And just like that, the seemingly impossible happened: A-Levels were cancelled.
As the weeks went on, it became more and more likely that schools, colleges and universities would have to close, and I came to accept that as the new ‘normal’. I’d psyched myself up for a term or two working from my room, being sent work to complete and lessons online. But on Wednesday, life as I had pictured it for the next few months completely changed. My exams, for which I had worked over the better part of a year and a half, were cancelled. Just like that.
I think I speak for many people when I say I still haven’t processed it, I don’t think. In my head, they’d always find a way around it; I’d be sitting my exams one way or another. There was no way we wouldn’t be sitting them. Whether it applies to those sitting their GCSEs, A-Levels or those doing their degrees, this is something completely beyond the imagination.
Yesterday would most likely be my last day in sixth form. I said goodbye to the place I had spent most of my days for the past seven years, to people I had seen most days for a great portion of my life. It was difficult to comprehend; it felt abrupt, inconclusive to say the least. I realised how quickly the past couple of years had flown by. But of course, it was beyond anybody’s control, and was the best decision to make under the current circumstances; everyone around the country was in the same boat.

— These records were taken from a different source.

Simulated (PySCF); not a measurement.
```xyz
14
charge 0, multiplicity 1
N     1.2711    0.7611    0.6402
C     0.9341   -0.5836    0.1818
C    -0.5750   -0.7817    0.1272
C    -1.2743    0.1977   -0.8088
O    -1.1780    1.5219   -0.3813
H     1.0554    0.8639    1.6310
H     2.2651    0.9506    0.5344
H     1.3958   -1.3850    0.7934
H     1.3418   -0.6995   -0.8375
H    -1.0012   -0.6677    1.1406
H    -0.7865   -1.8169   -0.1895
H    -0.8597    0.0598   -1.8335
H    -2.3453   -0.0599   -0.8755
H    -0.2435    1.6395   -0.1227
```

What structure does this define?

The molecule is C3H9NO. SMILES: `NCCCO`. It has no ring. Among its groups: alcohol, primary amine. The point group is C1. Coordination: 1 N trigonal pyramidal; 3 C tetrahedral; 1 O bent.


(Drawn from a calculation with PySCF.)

I have faith that everything will work out in the end, that everything is being done in the fairest way possible, and that everybody will get the grades they so deserve. Despite not sitting exams this year, I’ve not once looked back and felt that the past two years have been wasted on me. I've learnt things about myself and about the world that I'll never forget. Unlike how I sometimes felt at GCSE, a lot of the things I learnt during my time at sixth form are things I think I'll carry with me for the rest of my life. Knowing this, how can I possibly look back and think it a waste?